Courtney Patton makes music for grown ups. Her music is big, boisterous and loud at times, while being quiet, introspective and sensitive at other times. Her songs run the full gamut of emotions. She makes music from her worldview and speaks from her heart.  It is much like the best country music used to be back in the day.  Artists such as KT Oslin, Emmylou Harris, Roseanne Cash, Kathy Mattea, Suzy Boggus and Mary Chapin Carpenter used to make this kind of music.  Music that was real. Songs that spoke of triumphs, trials and all the slices of life.  Somewhere along the way that went out of fashion in the mainstream in favor of trap beats and never ending backroad parties.


Luckily, Courtney is part of a vibrant independent music scene that celebrates this type of music and nobody currently does it better.  Her 2022 album Electrostatic was my personal most played of the year and ranked high atop the collective Galleywinter list of best albums of that year. Many of the words I wrote three years ago still apply to Courtney Patton and her latest release, Carry You With Me.  It’s another collection of emotion.  Written partly in the isolation of Joshua Tree and some shifting tides in her personal life, CP leans into the curves life has thrown at her and created another masterpiece. 


Produced by Gordy Quist and Trevor Nealon from the Band of Heathens, played by an assemblage of A-list Texas studio cats and written by Courtney Patton, these songs yank your heart and then make your brain pay attention.  The vibe is chill, the music calm (minus the sirens on “What Is Done Will Be Repeated”).  The words roll out from Patton’s impeccably smooth and peerless voice.  There are gospel tinged overtones and jazzy standard feelings and this is the palette where Courtney Patton shines the most.


“Creature Comforts” could have just as easily come out 60 years ago as it did last week.  Saxophones mingle with steel guitar as Patton croons.  It’s a party for your ears.


“Spend my days pretending that I’m busy enough to never feel how far you’ve gone…” and “baby I was meant to be alone…and you can’t love me when I can’t remember how to smile.” is as vulnerable as it gets.  You’ll hear that turn of phrase and other similarly raw word strings on that powerhouse “Can’t Remember How to Smile”.


Much like the title track “Electrostatic” was the standout among standouts on the last album, Courtney Patton lays all her cards on the table with the bare souled title track “Carry You With Me”. It is a song about loss and moving on.  You take the lessons learned and let it inform your path forward.  Is it a death?  A divorce?  A breakup? It’s all of it.  This song hits everyone in the heart who has ever had a shared experience with someone and that experience comes to an end. You both keep living, but the imprints that relationship placed on your soul never leave.  Even when you end up down in the dust. 

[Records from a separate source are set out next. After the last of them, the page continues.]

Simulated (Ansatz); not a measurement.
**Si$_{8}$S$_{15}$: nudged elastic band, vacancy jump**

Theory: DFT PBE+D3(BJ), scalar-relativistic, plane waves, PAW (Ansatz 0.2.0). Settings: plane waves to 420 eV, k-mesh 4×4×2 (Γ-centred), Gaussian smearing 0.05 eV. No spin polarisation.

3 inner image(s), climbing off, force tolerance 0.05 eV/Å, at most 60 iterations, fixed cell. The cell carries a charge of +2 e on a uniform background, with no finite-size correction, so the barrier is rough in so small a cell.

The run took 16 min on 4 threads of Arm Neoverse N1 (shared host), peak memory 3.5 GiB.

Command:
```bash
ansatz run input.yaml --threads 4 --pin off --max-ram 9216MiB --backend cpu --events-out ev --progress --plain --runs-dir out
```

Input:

Courtney Patton is opening up her heart and soul with each line and inviting you in to take a look around.  She’s not worried about what you think.  She’s comfortable letting whatever emotion is necessary wash over her, process it and then sing about it.  She feels like we all do, but she has a most exquisite way of turning pain, joy, loss and love into song. While this album doesn’t personally knock me down in the way Electrostatic did a a complete project, it is a companion piece of sorts.  Not necessarily a sequel, but from the same neighborhood.  It is most definitely worth your time.  Stream it. Buy it.  Go see her sing it live.  As long as Courtney Patton wants to make music, I will be there every step of the way.  It’s an adventure, a lesson and an emotional experience.  I encourage you to take the ride too.